For years, a blanket of uncertainty has been cast over HR and employment law as Brexit’s impact on the world of work in England, Scotland, and Wales has been unclear.
Last September, the government announced that by the end of 2023, all EU-derived laws were to expire unless positive action was taken to either retain or amend them, which instigated ambiguity as to what changes would affect businesses. But now the goalposts have changed again.
It was announced this week that the current position of the Retained EU Law (Revocation and Reform) Bill will be reversed, so that instead of sunsetting all EU-derived laws on 31 December 2023 (unless otherwise retained), the default position will be to keep all EU-derived laws as they are, unless the government expressly list laws which will be reviewed, and reformed or revoked.
Whilst this means thousands of pieces of legislation that were once at risk of being removed will now stay in place, the Government has released a full list of all the laws that they intend to remove at the end of this year.
Kate Palmer, HR Advisory & Consultancy Director at Peninsula, gives an overview of the changes we might see within the next year.
“It seems as though many of the changes that were set to come into effect off the back of Brexit over time are falling away. However, areas of legislation that have already been identified as subject to reform are the Working Time Regulations and TUPE laws.
“Included in the proposed changes to the Working Time Regulations 1998 are plans to allow rolled-up holiday pay (which was previously deemed unlawful) and to create one pot of statutory holiday entitlement (rather than having it split into 4 weeks’ leave, as per EU-legislation, plus 1.6 weeks’ leave, as per domestic legislation).
“Both changes will likely be favoured by employers, as it will enable them to pay holiday pay at the same time as normal wages, not at the time holiday is taken, which is often easier for those who utilise zero-hours and ad-hoc contract options.
“With regards to TUPE (Transfer of Undertakings (Protection of Employment)) regulations, removing the requirement for businesses with less than 50 people to consult with representatives about a transfer affecting less than 10 employees, may be viewed differently by different employers. Some will be happy that they don’t have to facilitate an election process, but others may be concerned about the additional time and process of consulting with each affected employee individually. It’s also unclear how this proposed law change might impact existing agreements with trade unions, as employers will likely still be expected to follow them.
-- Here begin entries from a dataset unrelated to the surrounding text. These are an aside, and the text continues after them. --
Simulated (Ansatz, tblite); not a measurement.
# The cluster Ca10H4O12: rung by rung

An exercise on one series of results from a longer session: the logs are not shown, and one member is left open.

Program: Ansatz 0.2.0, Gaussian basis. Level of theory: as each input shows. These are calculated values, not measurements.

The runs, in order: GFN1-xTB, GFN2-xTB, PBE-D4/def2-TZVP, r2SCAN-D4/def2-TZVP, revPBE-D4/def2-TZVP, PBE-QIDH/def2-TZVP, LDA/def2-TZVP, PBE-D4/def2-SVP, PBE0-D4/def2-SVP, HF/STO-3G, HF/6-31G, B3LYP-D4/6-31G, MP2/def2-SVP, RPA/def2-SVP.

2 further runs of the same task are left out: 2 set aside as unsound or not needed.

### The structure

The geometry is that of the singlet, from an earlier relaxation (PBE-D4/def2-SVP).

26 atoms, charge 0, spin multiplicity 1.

“Additionally, the government will limit the length of non-compete clauses to three months in a proposed new law. This is set to benefit employees when looking for other employment opportunities, as well as make the recruitment process easier for employers wanting to take on new talent. However, it’s unclear whether existing non-compete clauses which are longer than three months will become void entirely, or if they will simply expire early. Similarly, any legal action for breaching a restrictive covenant may have to be stopped when the law passes. As such, employers may want to consider whether they want to pursue any current action or let it go to avoid wasting time, money and resources proceeding with a claim that will later be removed.
“Essentially, though no main employment laws are being removed as it stands, employers will still need to ensure that they follow the correct processes as set out by these new proposals when they come into effect, and be sure to keep an eye out for further announcements over the coming months.”